The CBNV words for all the NW-parts in the line are sent
consecutively, in series, after the extended scan line descriptor but
before any of the coded run-lengths, which are then all sent
consecutively.  It is important to realize that what we are conveying
here isn't the number of bits we are sending, but the number of bits
in the original bit-map which we have coded.  Since the last
run-length isn't included in the NW-part, the number of bits each
NW-part represents will vary.

The reason why the code bit number variation table only goes up to a
value of 134 when there are 144 bits in each part of the scan line
was something that originally eluded me.  Like the problem of whether
the NW-parts all begin with a white run, I though it had to be yet
another source of confusion.  I understood perfectly why variations
of 144 and 143 aren't catered for.  A difference of 144 bits could
only arise if we were comparing an all-white part and and all-black
part, and this is clearly impossible.  In the first place, no
all-white part is ever sent, and in the second place, an all-black
part would have a black run of 144 as its last run and this would
therefore never be sent either.  A white run of zero would be sent
instead.  Logically, the longest run that could ever be sent would be
a black run of 143.  Similarly, the shortest run is 1 rather than 0.
According to my calculations, this means the the CBNV table ought to
go up to 142 to cater for the case of the following consecutive
NW-parts :


 143 white dots + 1 black dot - 1 white dot + 143 black dots
 ----------------------------   ----------------------------
        ERL = white 143               ERL = white 1
      Code Bit Number 143           Code Bit Number 1
 ----------------------------   ----------------------------

 Code Bit Number Variation = -142



So I constructed an extension to the table in the 1988 version of the
error limiting mode as follows :


Ŀ
135X11111 X11111 101101 
136X11111 X11111 101110 
137X11111 X11111 101111 
138X11111 X11111 110000 
139X11111 X11111 110001 
140X11111 X11111 110010 
141X11111 X11111 110011 
142X11111 X11111 110100 



Once again, I checked this against the table in the 1993 version of
the standard once it arrived.  The relevant table B1/T.4 in this
version was indeed extended.  Though I was gratified to see that my
assumption about how extensions the CBNV table would be generated, I
was still puzzled as the new table only went up to 140 and not to
142.  I await the next version of the T.4 standard with some
interest.

The EOL code 000000000001 is sent before the start of the page in
error-limiting mode, and every coded scan line ends with an EOL code
just as it does in normal T.4 coded data.  Additionally, an EOL code
can be preceded by fill bits to pad the line out to the minimum scan
line time negotiated during phase B.  All pages sent in ELM should
also be terminated with the standard RTC sequence used in normal T.4
data.

Annex B to the T.4 recommendation describes how, in error limiting
mode, a totally white line has an ELD consisting of twelve 0 bits and
is sent as 000000000000 followed by an EOL code.  It goes on to point
out that a line which was totally white for the first 1584 dots would
have an ELD with the identical pattern 000000000001 to the EOL code
itself, and that any decoding algorithm should take account of this.

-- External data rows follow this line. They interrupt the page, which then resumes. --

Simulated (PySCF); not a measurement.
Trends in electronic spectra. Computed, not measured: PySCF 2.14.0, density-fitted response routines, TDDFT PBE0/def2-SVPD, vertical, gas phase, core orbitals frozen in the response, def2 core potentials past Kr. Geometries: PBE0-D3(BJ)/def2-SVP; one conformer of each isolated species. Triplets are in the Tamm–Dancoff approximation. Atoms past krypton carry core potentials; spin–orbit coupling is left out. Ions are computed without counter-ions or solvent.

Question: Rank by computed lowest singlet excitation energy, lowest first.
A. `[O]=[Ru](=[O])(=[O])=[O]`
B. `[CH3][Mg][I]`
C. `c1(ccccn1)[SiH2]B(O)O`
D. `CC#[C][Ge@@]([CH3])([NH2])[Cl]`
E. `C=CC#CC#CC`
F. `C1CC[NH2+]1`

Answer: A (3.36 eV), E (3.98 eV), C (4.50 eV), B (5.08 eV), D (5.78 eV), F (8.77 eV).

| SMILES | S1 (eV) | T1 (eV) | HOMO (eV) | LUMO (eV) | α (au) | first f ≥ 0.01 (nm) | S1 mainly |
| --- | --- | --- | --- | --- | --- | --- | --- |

Error limiting mode also states what a receiver ought to do when data
does arrive corrupted.  The recommended procedure is to replace the
affected part with the same portion of the previous line.  Any
corruption can be detected quite easily when part of a line exceeds
144 bits, or when the CBNV cannot be decoded.

Where a fax is using a non-standard width, the division of each scan
line into parts containing 144 dots is still used.  The number of
parts in the line and the number of bits in the ELD is increased as
required, and the last part of the line is shortened.  So a line from
a A3 page being sent as 2432 dots would be sent in 17 parts, with the
last part comprising only 128 rather than 144 dots.  A line from a B4
page being sent as 2048 dots would be sent in 15 parts with the final
part shortened to only 32 dots.

I ought to say in conclusion that I'm not surprised that error
limiting mode isn't found more frequently.  Apart from the fact that
the specification is quite confusing in parts, and almost is almost
certainly inconsistent between versions, the success of the whole
enterprise appears to depend entirely on the successful transmission
of the extended scan line description and any subsequent code bit
number variations.  There is no reason to suppose that the ELD and
CBNV words would be any less susceptible to corruption than any of
the other data in the scan line.

In fact, there is at least one additional sources of undetectable
errors caused by this scheme.  Consider the case of a line with a
number of 0 fill bits occurring before the final 1 in an EOL
sequence.  If one of these bits were flipped to a 1, a phoney EOL
would be detected.  The following 12 zero bits would be interpreted
as the ELD of a blank line, and a dummy blank line would appear to be
inserted in the fax.  Since the use of multiple fill bits is quite
common, this is by no means a fanciful scenario.